Facing a sexual misconduct allegation at work: the importance of your first account
One can only imagine what it was like for the HR department at Ted Baker last week, where the employee petition against a ‘forced hugs policy’ has focused much attention on the company’s culture.
The matter is currently the subject of a 'thorough and urgent independent external investigation' according to a company press statement released on 3 December. However, what is being said about the behaviour of the CEO and the effectiveness or otherwise of the firm's whistleblowing and anti-harassment procedures, not to mention the HR team’s own role in allegedly not acting on complaints, all point to an uncomfortable set of behaviours.
Quite whether this develops into an existential crisis for the company, it is too early to tell. But the furore created by the story does mark another salutary warning, if one were needed, that things will never be the same for corporate culture post #MeToo.
The Ted Baker scenario is perhaps an unusual and (if the allegations prove to be true) extreme example of what can go wrong. But it does offer some important lessons to other employers as they seek to update their approach and protect themselves from crisis in the post-#MeToo era.
Employees have always had a right to be valued and respected at work, and to be in an organisation free from sexual harassment. But they've never been more aware of this right than now. We have seen an exponential rise in the number of harassment-related allegations in recent months. The Ted Baker story is but the latest example.

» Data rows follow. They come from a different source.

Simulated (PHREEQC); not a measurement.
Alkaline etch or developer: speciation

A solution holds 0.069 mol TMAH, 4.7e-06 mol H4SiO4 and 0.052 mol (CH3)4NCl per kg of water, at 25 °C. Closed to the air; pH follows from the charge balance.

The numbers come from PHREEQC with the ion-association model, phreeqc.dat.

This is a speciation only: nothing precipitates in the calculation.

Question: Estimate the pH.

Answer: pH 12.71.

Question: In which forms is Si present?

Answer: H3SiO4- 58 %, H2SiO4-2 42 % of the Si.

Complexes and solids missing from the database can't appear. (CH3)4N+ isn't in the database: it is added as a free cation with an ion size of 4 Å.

Company leadership teams, boards, HR departments and managers need to take note. Policies and procedures are all very well (many or even most companies and organisations have had these for years), but the prevailing culture is key. There has to be a clear expectation of what is ok and what is not ok in terms of behaviour at all levels. There must be an understanding of what falls the wrong side of the line. And the line is not necessarily where it used to be.